Student activists submitted a proposal in July requesting the university divest from the 10, most of which are aerospace or defense companies, on the grounds that they contribute to Israel’s “occupation of Gaza and the West Bank” and to violence against civilians in those territories.
Brown’s Advisory Committee on University Resources Management, which is responsible for researching and reviewing proposals for divestment from specific companies, submitted its report to the university on Oct. 1. The committee recommend against divestment by a vote of 8 to 2, with one abstention.
ACURM noted that Brown has no direct investments in those companies and that its indirect investment in them—about 0.009 percent of the total endowment—“is so small that it could not be directly responsible for social harm, as defined in ACURM’s charge,” the committee wrote. A divestment of that size, they continued, would constitute a “symbolic political statement”; ACURM’s charge disallows the recommendation of “any action that advances a position on social or political questions unrelated to the investment or expenditure of University financial resources under consideration.”
This is just the latest development in a long battle at Brown over divestment from companies that profit from contracts with Israel and its military. ACURM’s predecessor, the Advisory Committee on Corporate Responsibility in Investment Practices, voted to reject divestment in 2016.

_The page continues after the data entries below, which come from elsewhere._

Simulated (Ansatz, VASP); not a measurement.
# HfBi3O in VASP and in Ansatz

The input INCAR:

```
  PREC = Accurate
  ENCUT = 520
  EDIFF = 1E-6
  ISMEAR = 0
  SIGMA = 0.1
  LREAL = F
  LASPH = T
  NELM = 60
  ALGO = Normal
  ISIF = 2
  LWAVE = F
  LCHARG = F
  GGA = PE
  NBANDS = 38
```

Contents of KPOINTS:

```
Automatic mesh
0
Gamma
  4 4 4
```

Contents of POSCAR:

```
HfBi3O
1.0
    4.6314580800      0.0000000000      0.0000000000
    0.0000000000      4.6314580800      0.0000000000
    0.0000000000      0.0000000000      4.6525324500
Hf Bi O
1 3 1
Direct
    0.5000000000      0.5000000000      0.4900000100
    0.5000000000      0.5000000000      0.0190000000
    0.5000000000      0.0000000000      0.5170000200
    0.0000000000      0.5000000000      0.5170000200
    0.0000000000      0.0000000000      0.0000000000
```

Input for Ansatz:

When it came up for a vote again in 2020, after the student body voted for divestment in a 2019 referendum, the committee recommended divestment. But the Corporation of Brown University nevertheless declined to implement the recommendation, due in part to an incomplete report from ACCRIP that was impossible to implement as written “since it did not include clear standards for identifying which companies would be subject to divestment,” a university spokesperson told Inside Higher Ed last year. A former ACCRIP committee member, who spoke to Inside Higher Ed anonymously about the process, said the report reflected the committee’s sparse research, which consisted of just six one-hour meetings.
In the past, Brown has divested from companies doing business with apartheid South Africa, from tobacco companies and from companies supporting the Sudanese government during the humanitarian crisis in Darfur.
It is exceedingly rare for universities to agree to divest from companies over ties to Israel, but student activists have had a handful of successes. San Francisco State University decided to move toward divesting from weapons manufacturers. And Union Theological Seminary in New York has also said it will divest from companies that profit off the Israel-Hamas war as well as other conflicts—which its president told Inside Higher Ed is simply an extension of an existing policy to avoid investing in weapons manufacturers.